In the end, there is always a person I will love unconditionally and for all eternity.
She is like a mother to me, the greatest woman with the biggest heart on earth. She cared for and loved me when no one else did for the most untarnished years of my life: childhood. And she still does.
It makes me very sad. I have a sick feeling in the pit of my stomach; the sort of feeling you could relate to as a child when you were caught by your parents in the act of doing something ostensibly bad.
Just yesterday she looked so sad, so weary and beaten from seeing how terribly I was doing in school. If there is anyone who could ever sway me from any resolution I make, she would be the only one. One glance at her teary eyes made me guiltier than I had ever felt before; so guilty I could not look her in the eyes.

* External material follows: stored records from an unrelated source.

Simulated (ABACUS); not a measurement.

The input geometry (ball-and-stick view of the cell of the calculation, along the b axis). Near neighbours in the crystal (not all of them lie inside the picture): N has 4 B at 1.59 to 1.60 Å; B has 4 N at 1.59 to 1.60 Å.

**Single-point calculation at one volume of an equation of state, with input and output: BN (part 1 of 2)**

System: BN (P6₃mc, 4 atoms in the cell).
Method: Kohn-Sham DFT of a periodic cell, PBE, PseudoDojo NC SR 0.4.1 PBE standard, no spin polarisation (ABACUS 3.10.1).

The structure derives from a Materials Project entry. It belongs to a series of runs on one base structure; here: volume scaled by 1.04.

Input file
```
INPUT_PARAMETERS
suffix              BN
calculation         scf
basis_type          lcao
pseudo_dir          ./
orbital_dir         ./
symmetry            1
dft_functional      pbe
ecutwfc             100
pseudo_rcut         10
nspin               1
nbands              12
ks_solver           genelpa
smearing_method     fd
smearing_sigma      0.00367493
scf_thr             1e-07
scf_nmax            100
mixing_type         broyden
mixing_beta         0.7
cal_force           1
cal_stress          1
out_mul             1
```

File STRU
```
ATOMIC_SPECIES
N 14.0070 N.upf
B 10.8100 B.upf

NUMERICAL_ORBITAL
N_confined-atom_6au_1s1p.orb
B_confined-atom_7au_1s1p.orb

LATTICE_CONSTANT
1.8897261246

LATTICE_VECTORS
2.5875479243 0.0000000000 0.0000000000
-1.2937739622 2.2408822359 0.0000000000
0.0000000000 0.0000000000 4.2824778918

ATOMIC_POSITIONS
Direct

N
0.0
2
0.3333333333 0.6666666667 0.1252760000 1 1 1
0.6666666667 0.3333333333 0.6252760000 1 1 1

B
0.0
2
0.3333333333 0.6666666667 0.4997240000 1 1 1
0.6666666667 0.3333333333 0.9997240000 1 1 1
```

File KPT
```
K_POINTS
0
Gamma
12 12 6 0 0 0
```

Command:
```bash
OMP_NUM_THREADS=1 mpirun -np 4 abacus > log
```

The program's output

When she dropped me home and drove off, I stood at the doorway of my house. Guilty, guilty, guilty. Even though I am indignant and relentless and unwilling to compromise my dreams, it pains me beyond words when the person I love the most suffers from my own selfishness. But while I will not yield to anyone, not even this great woman, I still respect and love her more than anything or anyone on this earth.
If there is anyone worth dying for, it would be her.
She lives by herself. She has no children. She is growing older and older, wearier and wearier, and clumsier and clumsier as the years go by. I can see prominent white in her hair, her hands wrinkled and more worn than crumpled paper, the limp that constantly plagues her.
I am always worried about her. Sometimes she can't remember how many high blood pressure pills she has taken. Sometimes she forgets how to go home. Sometimes she slips and falls. Just recently she slipped on water on the kitchen floor. I was there, and I watched in the utmost horror, seeing the whole incident unfold right before me. The scene drove a stake into my heart. She was a broken heap on the floor, clutching her knee in agony. My blood turned cold.
She called me just now at 8:30 p.m. Her voice was strangled. She said that her ear hurt intensely, as well as her jaw. Ear-splitting pain is the best way to put it, I suppose. But the pain in her voice really drove home. She didn't know what was wrong, so she asked me to research the possible problem since she can't really use a computer. It is only in these times that I would ever wish to be a doctor.
When I was a little more religious; before I abolished the notion of a so-called "religion," I always prayed every night for one thing, and one thing only. It would be the same verse every night:
"Dear Heavenly Father. Please let my aunt and all my loved ones be happy and safe for all their lives."
Whether there is a heavenly deity or not, I still pray for the same--now more than ever.